Conference Dates

May 22-27, 2016


In the Fluid CokingTM process, heavy oil is sprayed into a downward-flowing fluidized bed of hot coke particles. A good liquid distribution on the particles is essential to achieve a high yield of desirable liquid products and avoid operating problems. This presentation shows how to modify local bed hydrodynamics to improve liquid distribution.

The distribution of the injected liquid in the bed can be improved by either increasing the atomization gas flowrate or, preferably, the local fluidization velocity. Study of nozzles at different locations and inclinations identifies the dominant effects of bed hydrodynamics at the nozzle and jet tips on the distribution of liquid on solid particles. Experiments with a moving nozzle, to achieve a relative velocity between spray nozzle and fluidized particles, show that increasing the relative velocity improves liquid distribution.

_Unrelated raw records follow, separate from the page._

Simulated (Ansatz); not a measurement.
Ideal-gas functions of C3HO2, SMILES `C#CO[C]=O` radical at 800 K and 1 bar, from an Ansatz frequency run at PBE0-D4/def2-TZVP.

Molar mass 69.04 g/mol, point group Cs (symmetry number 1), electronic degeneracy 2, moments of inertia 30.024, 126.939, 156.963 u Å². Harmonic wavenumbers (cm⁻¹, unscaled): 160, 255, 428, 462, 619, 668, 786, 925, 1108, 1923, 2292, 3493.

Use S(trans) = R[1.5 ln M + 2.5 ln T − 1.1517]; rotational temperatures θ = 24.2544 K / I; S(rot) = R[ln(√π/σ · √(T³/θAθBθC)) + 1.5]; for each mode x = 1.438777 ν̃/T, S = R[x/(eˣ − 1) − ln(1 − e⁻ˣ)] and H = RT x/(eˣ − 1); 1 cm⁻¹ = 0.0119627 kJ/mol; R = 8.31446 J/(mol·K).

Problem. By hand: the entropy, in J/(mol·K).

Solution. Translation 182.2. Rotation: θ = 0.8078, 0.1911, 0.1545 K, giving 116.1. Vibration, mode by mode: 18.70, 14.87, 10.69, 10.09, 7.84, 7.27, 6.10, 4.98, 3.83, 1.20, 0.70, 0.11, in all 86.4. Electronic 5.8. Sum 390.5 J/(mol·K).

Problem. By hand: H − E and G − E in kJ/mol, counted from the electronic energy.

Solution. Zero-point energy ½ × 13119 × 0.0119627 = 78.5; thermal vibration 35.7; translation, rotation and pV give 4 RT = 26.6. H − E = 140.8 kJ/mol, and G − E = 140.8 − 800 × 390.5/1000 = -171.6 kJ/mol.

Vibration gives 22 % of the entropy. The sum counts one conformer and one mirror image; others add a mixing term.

A model for the interactions between sprayed liquid and fluidized is proposed. When a gas-liquid spray enters a fluidized bed, it forms a jet cavity that expands as atomization gas and bubbles enter the cavity and contracts as large bubbles are periodically released from the jet tip. The model assumes that the injected liquid mixes with the solid particles displaced by the jet expansion. The model shows how increasing either the atomization gas flowrate or the local fluidization velocity improves the liquid distribution by shortening the jet expansion-contraction cycle. The model also explains how the motion of the spray nozzle relative to the fluidized bed can improve liquid distribution by preventing wet solids accumulation near the jet cavity.